While each of our paths was different, when we look back on how we ended up working in higher education, we realize that we didn’t get here alone. In our corner we had a teacher, a mentor or a coach believing in us, instructing us and motivating us along the way. Bill Walsh, former coach for the San Francisco 49ers, is known for saying “The four most powerful words are: I believe in you” (Alaimo, 2018, para. 17). Sometimes that makes all the difference.

The word “coach” has been around for nearly 200 years. Although most of us associate the term with sports, it actually originated in academia in 1830 when Oxford University used “coach” as slang for their tutors who “carried students through an exam” (Wiktionary, n.d., para. 1).

Today, you can find a coach for every aspect of life (sports teams, personal fitness, financial choices, etc.) and no matter what, their role remains unchanged: They help set direction, they motivate toward set goals, they give feedback when mistakes are made, they encourage when things get frustrating and they challenge when monotony sets in. Our role in working with students is to help carry them through. Here are some tips for coaching your students to success.

Instruct them toward success

In my many years on the basketball court and in the classroom, I’ve learned how similar my role is. In both areas, I instruct, motivate and encourage students toward learning objectives. At times, athletes on the court or students in the classroom get off track and lose sight of the goal. They might need clarification or further direction on a play or an assignment. Our role is to continue to lead them down the learning path, instruct them in the content and provide the means for meeting a learning objective.

Build understanding through practice

As a coach, I know the importance of practice. On the court, we drill many times each day so they can execute plays when it’s game time. Practicing plays from a playbook consistently over time leads to increased understanding and mastery. Our classroom practice is similar. Students that consistently practice content throughout the course will retain information at a higher level and be able to apply that knowledge on assessments.

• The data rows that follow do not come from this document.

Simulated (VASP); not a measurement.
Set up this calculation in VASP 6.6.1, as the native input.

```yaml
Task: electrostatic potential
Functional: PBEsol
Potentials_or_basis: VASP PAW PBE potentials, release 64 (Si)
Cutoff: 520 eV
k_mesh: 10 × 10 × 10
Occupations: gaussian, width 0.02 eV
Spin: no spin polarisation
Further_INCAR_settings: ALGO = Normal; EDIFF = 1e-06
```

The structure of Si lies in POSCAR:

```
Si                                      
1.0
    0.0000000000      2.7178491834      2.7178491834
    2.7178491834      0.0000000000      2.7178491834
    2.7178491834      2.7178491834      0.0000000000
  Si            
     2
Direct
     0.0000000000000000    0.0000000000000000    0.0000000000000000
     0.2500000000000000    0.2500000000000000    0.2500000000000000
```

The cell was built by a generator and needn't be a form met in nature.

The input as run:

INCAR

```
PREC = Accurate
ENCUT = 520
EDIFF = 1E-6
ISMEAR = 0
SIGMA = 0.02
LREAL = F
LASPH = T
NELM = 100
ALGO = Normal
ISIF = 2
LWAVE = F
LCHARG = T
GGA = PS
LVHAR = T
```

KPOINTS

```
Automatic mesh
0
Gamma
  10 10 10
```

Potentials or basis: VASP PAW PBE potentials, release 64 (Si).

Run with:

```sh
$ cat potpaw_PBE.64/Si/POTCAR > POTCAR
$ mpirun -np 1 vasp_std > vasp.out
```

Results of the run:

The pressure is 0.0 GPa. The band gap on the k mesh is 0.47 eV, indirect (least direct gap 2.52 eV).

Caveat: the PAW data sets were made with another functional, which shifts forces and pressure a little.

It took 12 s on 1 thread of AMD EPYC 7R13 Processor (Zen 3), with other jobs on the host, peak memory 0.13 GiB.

Keep them engaged in the game

It’s easy to keep our star players or star students engaged. They are the ones who are in the middle of the game, deep in discussion or asking clarifying questions. Other athletes on the bench or students on the fringe can often feel disconnected with the content or isolated from others as they struggle to navigate coursework. Encouraging discussion, keeping tabs on those who miss assignments or ensuring initial understanding can go a long way to build student confidence and keep them engaged.

Understand life happens

While some might remember their coach on the sidelines barking orders in a hooded sweatshirt, successful coaches spend less time “on x’s and o’s and more time learning about people” according to Mike Krzyzewski, head basketball coach at Duke University (Kline, 2011, para. 51). While we can’t know every battle that our students face, we can understand that life happens. Whether it’s illness, military deployment, family struggles or financial problems, knowing that life happens and providing some caring flexibility can lead a student to success.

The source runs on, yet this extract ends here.